Concerned over winter deaths, new group plans to open Bethel emergency shelter

  • Author: Suzanna Caldwell
  • Updated: September 28, 2016
  • Published December 10, 2013

In response to a handful of exposure deaths last winter, Bethel is getting what is considered its first emergency homeless shelter -- one that for now will rotate between several locations.

A group of concerned residents came together in October to start the Bethel Winter House Project. Beginning Christmas Eve, the group will pull together a series of cots, mats and blankets to house some of Bethel's neediest through the coldest part of winter.

It's the beginning of what is envisioned as a full-fledged regional homeless shelter. The project hopes to one day have its own facility, but for now the group will cycle through various local churches offering beds for up to 20 people over the next three months.

Eva Malvich spearheaded the project after at least three people died of exposure last winter. Some were found dead in unheated buildings in the community of 6,000, the regional hub for Western Alaska. Malvich was particularly struck by the death of Norbert Kashatok, 48, who was found dead in an abandoned, unheated building last December. All of the deaths involved chronic inebriates.

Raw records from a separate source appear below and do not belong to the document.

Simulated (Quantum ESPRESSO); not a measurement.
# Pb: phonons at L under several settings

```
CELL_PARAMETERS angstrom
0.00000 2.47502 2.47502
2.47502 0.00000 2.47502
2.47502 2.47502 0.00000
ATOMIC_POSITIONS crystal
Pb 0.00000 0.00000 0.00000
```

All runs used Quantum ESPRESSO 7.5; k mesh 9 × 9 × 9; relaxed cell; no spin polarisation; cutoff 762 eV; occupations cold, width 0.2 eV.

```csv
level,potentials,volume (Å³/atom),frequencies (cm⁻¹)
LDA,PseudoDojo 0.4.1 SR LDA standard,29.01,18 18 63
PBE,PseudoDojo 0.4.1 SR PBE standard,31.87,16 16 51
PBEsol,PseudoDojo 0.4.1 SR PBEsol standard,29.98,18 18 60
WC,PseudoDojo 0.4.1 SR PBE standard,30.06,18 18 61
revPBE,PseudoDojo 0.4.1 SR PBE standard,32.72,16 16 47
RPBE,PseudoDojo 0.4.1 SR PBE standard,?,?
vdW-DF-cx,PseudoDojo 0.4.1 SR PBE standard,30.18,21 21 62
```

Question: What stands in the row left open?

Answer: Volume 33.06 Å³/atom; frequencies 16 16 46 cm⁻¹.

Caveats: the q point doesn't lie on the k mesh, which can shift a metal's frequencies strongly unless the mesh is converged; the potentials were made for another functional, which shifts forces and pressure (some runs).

Malvich said she could relate to Kashatok's plight. She's been sober for five years and is about the same age.

"When I heard that he died, I thought, that could have been me," Malvich said. "I could have continued drinking, I could have lost our home. That could have been any of us."

While the idea for another shelter has been percolating in Bethel for at least a year, the group formally began organizing in October. It came together quickly, with the shelter set to open in a few weeks at the Bethel Covenant Church.

Bethel a 'microcosm' of homelessness

According to a point-in-time survey conducted by the Bethel Homeless Coalition in January, 100 people -- including 36 children -- were homeless in Bethel.

Malvich said homelessness looks different in Bethel. Odds are you won't find people sleeping on benches, but you will find them hanging out in front of the AC store or coming into the cultural center, where Malvich works, to use the bathroom or get water from the fountain. Many bounce between the couches of friends and relatives or live in buildings unfit for habitation.

Richard Tews, director of the Yukon-Kuskokwim Health Corporation's Sobering Center, said the reasons people end up homeless in Bethel are not different from the reasons people end up homeless in larger cities like Anchorage. They can be plagued with issues, including drugs, alcohol and mental health problems. Some visit Bethel from one of the 56 smaller villages in the region and can't afford a plane ticket back. The cost of living is exceptionally high -- a gallon of gas runs $6.50 and two-bedroom Bethel apartment can cost upwards of $1,500 a month. That's if there's even anything available, since housing is notoriously difficult to find in town.

"We're just a microcosm (of larger cities) in a lot of ways," Tews said.

Tews said the sobering center, which has room for 20 people, won't turn anyone away when the temperatures drop, but that the center is not designed to serve as an emergency shelter. Often the Tundra Women's Coalition, which offers an emergency shelter geared toward families and individuals dealing with domestic violence, will take in far more people than its 30 beds are designed to accommodate, but there are no guarantees. Tews said occasionally churches will open up, but with no formal organization, those can be few and far between.

That's where the Winter House Project hopes to step in. Malvich said there's a clear need for men ages 20 to 40 and women ages 50 to 60. The first winter will be a test in many ways, Tews said. The project will be run by volunteers and funded by donations as the group works on gaining nonprofit status.

There's also some concern over what the rules might be and whether to allow those who have been drinking into shelter. Zachariah Bryan, a member of the Winter House Project, said the group is looking at the project in a "harm reduction" model that might allow people who have been drinking, but are not causing trouble, to use the shelter. Those details are still being worked out.

"It's a tricky subject," Bryan said. "We are working with churches, and they worried about that. It's worth talking about."

The trial period this year will also gauge the need in Bethel. Tews said at the sobering center it can be "feast or famine" -- packed during some periods of the year and empty other times.

"For us (at the shelter) it's a learning process," Tews said. "We're going to learn how to do this so next fall we can start with a little more solid plan."